Jakarta – The International Monetary Fund (IMF) has warned that instability could occur if the government presses ahead with its plan to increase prices in the energy sector, at a time when economic recovery is still in a fragile state.

IMF Senior Representative in Jakarta Dr. John R. Dodsworth, in an interview with the English language news-weekly magazine KAPITAL, which will be published on Friday, said that IMF did not want to see socio-political instability that could jeopardize economic recovery programs being implemented by the Indonesian government.

Asked if IMF had pressured the government to raise energy prices, Dodsworth said it was actually the government, rather than IMF, which had insisted that subsidies be removed from the budget.

His statement seems to contradict the widely-believed perception that the government was under IMF pressure to raise prices and tariffs. "The way the discussions went was that the IMF was rather on the other side of removing subsidies in the budget too quickly. This needs some years. And we would make the argument that the first thing you need for an economic program to work is social stability.

The feeling of the government was these subsidies were bad, and that it was time to get them out of the budget," he recalled. "I have no doubt in my mind that when discussions started in December, the government was at a higher level than we were about price increases. We said, of course, the government's decision was good economics, but on price increases we don't want to see instability. That would affect the progress that we can make on the program."

On the government's plan to raise echelon I [high ranking civil servants - JB] allowances up to Rp9 million, Dodsworth said: "This was another aspect where we had long discussions with the government. We thought it was good to pay more for the public sector over time, to get rid of corruption and so on. But you can't do it in one year and in particular you can't do it when the recovery is still very fragile."

"What we finally agreed with the government was that, let's look at it again. There is going to be very little impact of it on the macro level, but again we were sensitive to the fact that there may be some social problems from very high increases for a small number of people. You need political stability. If you don't have it, then however good your economic program it's not going to be implemented."

The official also expressed dissatisfaction over the slow pace of the implementation of the Letter of Intent (LoI), due to what he described as "vested interests that do not support structural reforms." He added there was a need to increase the speed of institutional restructuring and that IBRA must be quick to move banking credits back to the market.

"There is always difficulty to know why something did not happen. I think it's because we have ministers who were not ministers before; they are learning, trying to keep control of their bureaucracy. You've got to be very much a leader, otherwise the bureaucracy runs the minister rather than the minister runs the bureaucracy."

"All of these structural reforms go against vested interests. They use any weapon they can to slow the reform. That's not to blame the government for this because the government is working in a difficult environment," he said.

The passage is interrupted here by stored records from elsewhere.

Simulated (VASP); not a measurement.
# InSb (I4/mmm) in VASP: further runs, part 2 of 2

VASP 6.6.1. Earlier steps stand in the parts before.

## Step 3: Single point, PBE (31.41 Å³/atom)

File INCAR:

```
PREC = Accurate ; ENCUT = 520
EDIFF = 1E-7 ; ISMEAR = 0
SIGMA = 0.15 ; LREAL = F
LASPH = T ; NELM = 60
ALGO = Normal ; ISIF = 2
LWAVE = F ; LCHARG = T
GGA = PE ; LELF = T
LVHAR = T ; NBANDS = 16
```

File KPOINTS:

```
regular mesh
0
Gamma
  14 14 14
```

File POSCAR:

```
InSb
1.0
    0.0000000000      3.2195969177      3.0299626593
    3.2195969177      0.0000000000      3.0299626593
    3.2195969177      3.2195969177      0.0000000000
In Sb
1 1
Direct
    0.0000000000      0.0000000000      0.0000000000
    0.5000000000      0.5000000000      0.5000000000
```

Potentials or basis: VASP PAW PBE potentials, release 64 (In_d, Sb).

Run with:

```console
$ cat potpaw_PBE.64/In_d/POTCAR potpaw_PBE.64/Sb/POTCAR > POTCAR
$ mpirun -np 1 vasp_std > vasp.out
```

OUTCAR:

"Cacuk [Sudarijanto, the IBRA chief], for example, is a really energetic guy, a doer, he wants to move forward. But let's face it, he is working in a very difficult environment. He may want to do everything tomorrow, but cannot. He has to use all his time building consensus. There is a tendency to blame the team, but actually we have to understand the overall situation in Indonesia is not so conducive to getting these things done." The IMF official concluded that the government has to work harder to accomplish the provisions of the Letter of Intent (LoI).